April 6, 2018 at 1:53 p.m.
RAISING KIDS
Author suggests effective way to parent children
The resounding "no" that parents give to erring children can evolve into an equivocation as parents are increasingly told to worry about what they are doing to their kids' self-esteem and if they are damaging the little ones for life.
According to Kathleen Chesto, attitudes like that are part of a growing societal current "undermining what we are trying to do as parents: raise peaceful, well-behaved, civic-minded children."
Dr. Chesto, the author of 17 books on parenting, family spirituality and the effect of violence on young children, will speak at an in-service event for Albany diocesan catechists, youth ministers, family ministers and parish life directors, Oct. 15, 9:30 a.m.-3 p.m., at St. Edward the Confessor parish in Clifton Park.
Bad advice
Parents are often told to relax, to ease up on discipline and to be more permissive, Dr. Chesto noted. They're told that if their children don't start in the right track as early as pre-school, they won't succeed in life.
And parents have to cope with the messages society feeds their children through television and other media: violence, materialism and competition.
All of those messages, she said, work against raising children who care about themselves, their families and their world.
Choices
At the opposite ends of pendulum, Dr. Chesto said, are two radically different ways of parenting: the autocratic, demanding, militaristic methods that many in her generation experienced, and the relaxed, let-it-be philosophies expounded today.

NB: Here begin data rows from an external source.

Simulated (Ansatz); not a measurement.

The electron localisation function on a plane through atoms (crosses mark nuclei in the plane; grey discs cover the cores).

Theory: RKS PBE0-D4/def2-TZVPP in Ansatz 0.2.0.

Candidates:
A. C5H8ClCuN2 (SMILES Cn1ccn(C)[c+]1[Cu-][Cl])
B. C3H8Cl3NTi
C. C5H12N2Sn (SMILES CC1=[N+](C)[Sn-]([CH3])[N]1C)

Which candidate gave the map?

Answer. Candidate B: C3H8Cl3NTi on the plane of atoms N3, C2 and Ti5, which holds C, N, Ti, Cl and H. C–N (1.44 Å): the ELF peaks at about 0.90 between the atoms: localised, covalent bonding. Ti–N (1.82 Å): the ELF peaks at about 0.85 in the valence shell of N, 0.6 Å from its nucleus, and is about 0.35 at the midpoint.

Neither theory, she said, is good for children. The first often comes with corporal punishment, and the second teaches children "no sense of obligation to anyone else."
In between the extremes, she said, is "authoritative parenting," which "says that your behavior has certain consequences. There are rules; and if you break them, you live with the consequences."
Responsibility
Authoritative parenting "gives children the opportunity to do something about the things that are wrong," Dr. Chesto explained.
For example, if a child breaks a vase, he should be required to earn the money to pay for its replacement.
"This makes children far more aware of the effects of their own behavior on their families, their classrooms and the world around them," she noted.
By allowing children to make restitution, parents can "build a far stronger sense of self-esteem and lay the foundation for how to deal productively with the world."
Pushy parents
Pushing children to do their best is good, Dr. Chesto explained, but parents sometimes focus their children too early and push them too hard.
"Our children are super-involved, super-committed and super-competitive, and we're teaching them that that's a good thing," she lamented.
"We need children playing [together] more, and they're not. They're playing Game Boys and losing their sense of how to relate to each other. They grow up too fast. We give them nylons at 9 and makeup at 11, and let them date when they're 12. What's left for them when they're 16?"
Materialism
Likewise, Dr. Chesto considers society's leanings towards materialism to be a roadblock in the way of parents who want to teach their children responsibility.
Everywhere, she said, children are bombarded with images and talk about having "everything they could possibly have," and they are being "constantly convinced that they need it all," she said.
She recommends that parents help children understand that parents respect their right to want what they want, while helping them to understand the difference between what they want and what they need.
For example, she recommended that parents allow the child to work for a wanted item, earning the money necessary to purchase it through odd jobs, entrepreneurial efforts and allowance.
Taking it easy
Dr. Chesto said that the most important element involved in a good life for a child is "a rested, happy parent" who isn't run ragged by bringing their children from one program to another.
"Particularly, parents who need to work are exhausted and stressed. That includes running around from program to program," she noted. "There's nothing wrong with spending some quiet time at home. Ultimately, I think that children will be more comfortable, they'll have a better relationship with their parents, and they'll like their own homes. They'll be more at peace -- and we don't have much peace anymore."